HO CHI MINH CITY, Vietnam — John Kerry first set foot in Vietnam 44 years ago, a young U.S. Navy officer fighting in a war that would come to profoundly influence his political career and foreign policy thinking.
He returned again Saturday, this time as America's top diplomat, offering security assurances and working to promote democratic and economic reforms in the communist country.
In his 14th trip to the Southeast Asian nation since the war's end, the U.S. secretary of state was trying to bolster the remarkable rapprochement that he had encouraged and helped to engineer as a senator in the 1990s.
"I can't think of two countries that have worked harder, done more and done better to try to bring themselves together and change history, to change the future, to provide a future for people that is very, very different," Kerry told a group of businesspeople, students and others at the U.S. Consulate's American Center in Ho Chi Minh City.

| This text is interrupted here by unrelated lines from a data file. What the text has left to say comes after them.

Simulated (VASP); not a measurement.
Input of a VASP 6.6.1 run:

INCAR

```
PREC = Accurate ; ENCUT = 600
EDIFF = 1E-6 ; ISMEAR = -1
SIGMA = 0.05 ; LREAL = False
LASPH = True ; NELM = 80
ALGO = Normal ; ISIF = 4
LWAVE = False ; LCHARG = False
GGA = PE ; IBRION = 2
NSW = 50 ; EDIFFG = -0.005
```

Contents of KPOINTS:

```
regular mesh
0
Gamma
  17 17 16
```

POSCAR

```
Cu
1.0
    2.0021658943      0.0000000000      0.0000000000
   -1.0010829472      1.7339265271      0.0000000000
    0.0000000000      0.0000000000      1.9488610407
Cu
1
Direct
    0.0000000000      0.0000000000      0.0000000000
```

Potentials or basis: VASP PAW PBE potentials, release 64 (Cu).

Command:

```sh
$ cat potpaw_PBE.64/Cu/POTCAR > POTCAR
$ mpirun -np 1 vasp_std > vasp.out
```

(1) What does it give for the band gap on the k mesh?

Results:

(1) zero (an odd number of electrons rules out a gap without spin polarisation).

Kerry last was in Vietnam in 2000, when Bill Clinton became the first American president to visit since the end of the war in 1975 and the start of the U.S. embargo against the former French colony.
Between 1991 and 2000, Kerry traveled 13 times to Vietnam to try to normalize relations, beginning with visits to clear up lingering questions over the fate of American prisoners of war and those listed as missing in action.
In the city he first knew as Saigon, the capital of the former South Vietnam, Kerry met Saturday with members of the business community and entrepreneurs to talk up the Trans-Pacific Partnership, a broad trade agreement that the U.S. is now negotiating with Vietnam and nine other Asian countries.
To take full advantage of the deal's economic opportunities, Kerry said Vietnam, which has been widely criticized for its human rights record, must embrace changes.